Examining Merion Then And Now
The author of an award-winning book on the 1950 U.S. Open examines how Merion will play 63 years later
Editor's Note: David Barrett is the author of Miracle at Merion: The Inspiring Story of Ben Hogan's Amazing Comeback and Victory at the 1950 U.S. Open.
ARDMORE, Pa. -- Sixty-three years ago, Ben Hogan won the U.S. Open on Merion's East Course in one of the most famous championships ever. It's remembered as the crowning moment of Hogan's comeback from a nearly fatal automobile crash 16 months earlier and for his 1-iron to the 72nd hole captured in Hy Peskin's famous photo.
Not quite as well remembered is just how tough the course played. The winning total was seven over par and nobody broke par of 70 in the final round. This year, conversely, the question is whether Merion will hold up as tough enough for a 21st-century U.S. Open.
The shortness of the course -- which now plays to a maximum of 6,996 yards -- is only part of it. While the scorecard yardage was 6,694 in 1950, it was in reality more like the 6,544 yards on the 1971 U.S. Open scorecard, the product of more accurate measuring. Even in 1950 that made Merion one of the shortest championship courses of its era.
The difficulty lay in the heavy rough, the looming out-of-bounds, the hard and fast greens, and the difficult hole locations. "The trouble with Merion is that it always has you on the defensive," said Hogan that week, noting that he rarely hit his approach shots at the flag. "There's no way you can take the offensive against it."
Attacking golf is more possible at Merion in 2013, though it still must be tempered with realism and executed with precision. The increased length off the tee is a big part of it, but often overlooked is that modern equipment also helps players to hit it straighter, escape the rough better, and, with an arsenal of wedges, save par around the green more often.

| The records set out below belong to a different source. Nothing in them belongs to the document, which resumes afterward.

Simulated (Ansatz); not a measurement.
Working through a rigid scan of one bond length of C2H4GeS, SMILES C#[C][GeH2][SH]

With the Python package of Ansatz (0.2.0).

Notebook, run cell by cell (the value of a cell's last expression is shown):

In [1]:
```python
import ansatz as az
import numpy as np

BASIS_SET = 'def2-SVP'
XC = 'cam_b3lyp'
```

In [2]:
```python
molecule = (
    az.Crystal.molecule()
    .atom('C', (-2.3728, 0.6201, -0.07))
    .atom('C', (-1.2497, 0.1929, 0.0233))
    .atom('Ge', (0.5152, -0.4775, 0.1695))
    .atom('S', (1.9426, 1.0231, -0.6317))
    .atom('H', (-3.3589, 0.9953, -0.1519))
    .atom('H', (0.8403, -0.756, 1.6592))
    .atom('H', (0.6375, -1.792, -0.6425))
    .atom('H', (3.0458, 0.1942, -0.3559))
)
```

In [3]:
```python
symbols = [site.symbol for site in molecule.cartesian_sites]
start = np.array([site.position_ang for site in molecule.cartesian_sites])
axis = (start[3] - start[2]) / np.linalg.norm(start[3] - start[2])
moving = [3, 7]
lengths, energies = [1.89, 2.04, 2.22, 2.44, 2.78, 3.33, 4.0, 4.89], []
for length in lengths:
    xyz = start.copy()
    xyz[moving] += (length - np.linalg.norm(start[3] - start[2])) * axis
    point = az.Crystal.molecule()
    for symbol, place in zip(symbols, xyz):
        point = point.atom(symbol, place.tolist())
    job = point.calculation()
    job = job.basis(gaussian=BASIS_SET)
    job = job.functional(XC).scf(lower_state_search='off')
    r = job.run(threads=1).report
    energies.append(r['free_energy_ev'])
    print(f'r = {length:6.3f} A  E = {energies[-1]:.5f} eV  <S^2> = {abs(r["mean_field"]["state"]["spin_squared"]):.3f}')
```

There was a brief glimpse of a vulnerable Merion in the first two rounds in 1950 when Lee Mackey shot a 64 and Johnny Bulla a 66 before the course toughened up. With recent deluges of rain keeping the greens from their desired firmness, such numbers wouldn't be surprising this week, though perhaps the winds forecast for Thursday and Friday and drying conditions expected for the weekend will keep players on their toes.
Here's a look at some of the key events, by hole, from the 1950 U.S. Open, with some thoughts about how the highlighted holes will play this week. What's striking is that most of the notable moments from 1950 were of players struggling, but that's what you get with only one subpar round on the 36-hole final day of regulation. The 1950 Open was high on human interest and final-round suspense, but the 2013 one might provide more exciting golf.
No. 1, par 4, 360/350 yards: Jimmy Demaret was one of the favorites in 1950 but he shot himself out of it by the second round, which he started with a double bogey after hitting into rough so deep that he could only advance his second shot 25 yards. "I need a scythe to play this course," he said. With all the rain leading up to this Open thickening up rough that is traditionally severe at Merion, many players may feel the same way in 2013. Jim Ferrier entered the final round in 1950 just three strokes out of the lead and yanked his second shot to the left and beyond the green, out-of-bounds onto Ardmore Avenue. He followed with another poor shot and made a crushing triple bogey. In all probability not a single pro will hit it out-of-bounds over the first green in the entire championship this year. With an iron off the tee and a wedge approach, it should be one of the easiest holes on the course.
No. 4, par 5, 595/628 yards: Sam Snead was another favorite who didn't contend in 1950, but in the third round he became the only player to reach the fourth green in two shots all week. The yardage was probably shorter than the scorecard said, but even if it was 580 or so that was two prodigious pokes for those days. At 628 yards to a wildly undulating fairway -- the hole is downhill overall but there are also side slopes and uphill portions -- and a creek crossing about 15 yards short of the green not many will have an eagle putt this year, either.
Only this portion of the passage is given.